The Healthy Enough Guide to Cooking

I’ll soon be featuring my favourite recipes on Healthy Enough. Each one will be damned good for you without any compromises on flavour. No bland Weight Watchers crap – I’m talking about easy-to-make food that tastes great and makes your body happy. I can say this with confidence, as each meal I feature will be one I eat on a regular basis.

But before I get started with the recipes, I want to run a few things by you in this article – my principles for cooking, if you will. My reasons for doing so are twofold:

  1. To give you the freedom to cook as you please (not necessarily as my recipes dictate).
  2. To persuade you that cooking can actually be enjoyable if you’re not currently a fan (or think you don’t have the ability to cook).
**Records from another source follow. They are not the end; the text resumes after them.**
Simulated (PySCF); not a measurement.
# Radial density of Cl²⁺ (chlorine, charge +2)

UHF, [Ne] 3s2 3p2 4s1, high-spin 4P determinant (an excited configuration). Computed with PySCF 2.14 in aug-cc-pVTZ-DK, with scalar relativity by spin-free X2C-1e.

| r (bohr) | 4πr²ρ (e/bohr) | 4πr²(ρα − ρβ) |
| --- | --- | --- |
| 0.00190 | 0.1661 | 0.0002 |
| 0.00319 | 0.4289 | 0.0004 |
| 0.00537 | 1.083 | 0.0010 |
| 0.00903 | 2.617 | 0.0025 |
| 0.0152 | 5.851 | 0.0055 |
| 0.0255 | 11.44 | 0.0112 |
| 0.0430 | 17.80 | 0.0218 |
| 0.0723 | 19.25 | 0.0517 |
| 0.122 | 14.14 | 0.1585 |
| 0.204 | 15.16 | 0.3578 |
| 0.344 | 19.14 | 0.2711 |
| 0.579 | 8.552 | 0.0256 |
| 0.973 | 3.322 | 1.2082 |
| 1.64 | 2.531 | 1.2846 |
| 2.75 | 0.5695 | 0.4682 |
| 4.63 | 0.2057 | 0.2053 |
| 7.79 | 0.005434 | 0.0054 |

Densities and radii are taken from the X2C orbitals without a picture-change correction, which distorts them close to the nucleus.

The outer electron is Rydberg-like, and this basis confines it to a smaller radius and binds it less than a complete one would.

If you’re already on board with the notion that cooking is fun, read on so you know how to tackle the upcoming recipes here on Healthy Enough. On the other hand, if you’re skeptical about the idea of cooking for yourself, it’s about time you learned just how much fun and rewarding it can be.

Recipes Should Be Guides, Not Instruction Manuals

Unless precise measurements are essential (such as when making a cake), I never follow recipes to the letter. Why? Because doling out precise measurements is boring. It’s much more fun to pour, sprinkle, and spoon as you see fit.

But don’t just stop with freestyling measurements. Feel free to add and remove ingredients to match your tastes (and what you have in your store cupboard). Recipes are there to be shaped and moulded into something that matches your tastes perfectly – not the tastes of whoever dreamt it up. After all, any ‘original’ recipe you come across isn’t entirely original; it’ll be a modified version of an older recipe. You’re just continuing the trend.

There are many reasons to treat recipes as a guide rather than an instruction manual, but my favourite is that it gives you ownership of your meal. If you have friends around and cook for them, what sounds better: telling them that you copied the recipe out of a book, or telling them that you took inspiration from a recipe and created something unique?

Low Fat / Low Sugar Can Be Seriously Tasty

There are so many things you can do to make a meal less calorific without reducing its tastiness. I’m not talking about bullshit ‘low fat’ meals that add a load of sugar as a replacement or anything like that – I’m simply talking about tasty meals that are good for you.

It’s amazing just how much depth of flavour you can extract from good quality ingredients. For example, consider tinned tomatoes. Half a tin will set you back about fifty calories, but can serve as the base for a delicious sauce. Herbs and spices can add all sorts of flavour and texture to a meal with no noticeable caloric impact.

One of my favourite ‘healthy food hacks’ is to use a well-ripened avocado in place of heavy cream in a sauce. You’ll get the same creamy texture, but the meal will be far healthier.

Take it from me: low-calorie and/or healthy ingredients do not necessarily lead to a compromise on taste.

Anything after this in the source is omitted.